A few days ago, I thought about my acquaintance in Mysore who sparked my questioning of Sharath’s statement. Looking on her Facebook page I felt a better understanding of compassion. As Yoga philosophy teacher, Narasimhan, said one day in Mysore, we as Yoga students the world over are yearning to learn something more than what our Western culture affords us. I realized through the process, that I now had more compassion for my fellow Yoga practitioners, but moreover, I found some for myself. For who knows where my friend’s ego stood in her statements, and who was I to jump to conclusions? The next day on the mat, I placed my hands together and chanted the morning prayer. I thanked my teachers, the ones I knew, never knew or whom I have yet to meet, and I specifically thanked my fellow students who also show us the way. I reached into the transforming sky, jumped back and moved forward.

All is coming.

Leslie Hendry is an advanced Ashtanga Yoga practitioner who lives in Los Angeles and is also rooted in India and her native Texas. A former New York attorney, she designed the #3-ranked kids app “Everything Has a Home” and is working on her second book.

Oct 28, 2014

Interview with Harmony Lichty



Harmony Lichty

Favorite food:  Avocado
Hometown:  Calgary AB Canada
# of trips to India:  12 
Current Location:  Mysore, India
Shala: Ashtanga Yoga Victoria
Established:  2009






What was your first impression of Mysore practice?  
This is the way that Yoga was meant to be practiced.  It is incredible, deep, transformative, independent, and authentic in its approach and methodology.

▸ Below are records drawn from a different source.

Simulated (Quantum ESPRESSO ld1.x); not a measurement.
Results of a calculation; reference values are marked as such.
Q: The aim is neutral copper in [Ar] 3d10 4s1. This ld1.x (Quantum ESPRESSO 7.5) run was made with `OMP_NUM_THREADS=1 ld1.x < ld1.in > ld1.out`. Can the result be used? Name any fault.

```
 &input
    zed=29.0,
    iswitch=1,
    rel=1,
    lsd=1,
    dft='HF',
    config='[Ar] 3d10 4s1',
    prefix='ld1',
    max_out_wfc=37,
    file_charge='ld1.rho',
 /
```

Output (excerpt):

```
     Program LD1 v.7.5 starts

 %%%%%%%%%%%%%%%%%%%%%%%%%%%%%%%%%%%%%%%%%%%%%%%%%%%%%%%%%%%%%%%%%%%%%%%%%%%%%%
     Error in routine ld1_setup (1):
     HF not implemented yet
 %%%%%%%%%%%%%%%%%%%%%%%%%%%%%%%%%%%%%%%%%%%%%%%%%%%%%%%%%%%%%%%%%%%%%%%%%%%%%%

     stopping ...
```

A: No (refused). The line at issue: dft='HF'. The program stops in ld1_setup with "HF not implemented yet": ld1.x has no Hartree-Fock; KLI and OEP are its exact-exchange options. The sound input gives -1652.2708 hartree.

What inspired you to get started?
Guruji and Sharath.  It was upon hearing stories about Guruji from old students that made me want to come and meet him, and practice with him in Mysore, India.

What did you like about it?
I liked that it was independently directed.  I liked the direct student to teacher relationship.  I liked that it was about uniting the mind and body through the breath, and that I could see and feel something transformative happening within myself. 


What was hard about it?
Practicing daily was very challenging, the discipline that the practice demanded, and the routine of getting up every morning. 

How did you move past those challenges?
Dedication, devotion, drive, and determination.  I found that the benefits far outweighed the difficulties for me, so I was motivated to keep doing it, as I felt such a deeply positive effect on my body and mind through the practice. 

What keeps you inspired?
My annual visits to Mysore keep me inspired.  As well as thinking about Guruji and his devotion to transmitting this practice, and Sharath and his continued dedication to practice and teaching and his lineage. 


What do you keep with you from your time with Guruji?
I see can still see the sparkle in his eyes, and often I can hear his voice in my mind.  I can sometimes feel the memory of an adjustment he gave me during practice, and I can still feel the warmth of his smile whenever I think of him, and my heart feels very full.  There is a deep love for this practice and for the entire tradition and philosophy of yoga because of my connection to him, and his passion for the Yoga Shastra. 

What do you keep with you from your studies with Sharath?
Sharath has shown me that I am stronger then I originally thought I was.  He somehow sees my capabilities and helps me to believe in them myself. He has a very tough and yet gentle way about how he teaches me, and his guidance and teachings are present in my own practice, as well as in the way I teach students.  I feel his clear direction being transmitted through me when I teach. 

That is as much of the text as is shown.